I think this is common phenomenon. Where there is no namespace collision (any 
language except English), you get lots of precision by adopting the foreign 
English word.

Note, I am only providing background information here. I agree that it is a 
term of art which provides clarity; but I am also comfortable with the language 
treadmill, where some words are retired for various reasons.

At Iris Couch, we stopped using this term on technical grounds. It takes work 
to make a master-slave CouchDB cluster, to make a less-important CouchDB node. 
You necessarily need external tooling like a proxy. The normal operational mode 
for CouchDB is reads and writes on each one. So we had "primary" and 
"secondaries" mostly to indicate which couch was to be backed up.
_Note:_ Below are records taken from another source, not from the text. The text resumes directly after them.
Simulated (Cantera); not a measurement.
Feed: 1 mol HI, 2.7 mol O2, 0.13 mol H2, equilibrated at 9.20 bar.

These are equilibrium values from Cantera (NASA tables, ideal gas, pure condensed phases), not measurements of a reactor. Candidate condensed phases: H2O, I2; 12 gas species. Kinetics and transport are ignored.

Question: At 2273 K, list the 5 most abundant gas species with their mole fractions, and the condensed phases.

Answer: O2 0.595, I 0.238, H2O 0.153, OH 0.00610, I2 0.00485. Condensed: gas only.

> Replace "master" and "slave" terminology
> ----------------------------------------
>
>                 Key: COUCHDB-2248
>                 URL: https://issues.apache.org/jira/browse/COUCHDB-2248
>             Project: CouchDB
>          Issue Type: Bug
>      Security Level: public(Regular issues) 
>          Components: Documentation
>            Reporter: Noah Slater
>            Priority: Trivial
>
> Inspired by the comments on this PR:
> https://github.com/django/django/pull/2692
> Summary is: `master` and `slave` are racially charged terms, and it would be 
> good to avoid them. Django have gone for `primary` and `replica`. But we also 
> have to deal with what we now call multi-master setups. I propose "peer to 
> peer" as a replacement, or just "peer" if you're describing one node.
> As far as I can tell, the primary work here is the docs. The wiki and any 
> supporting material can be updated after.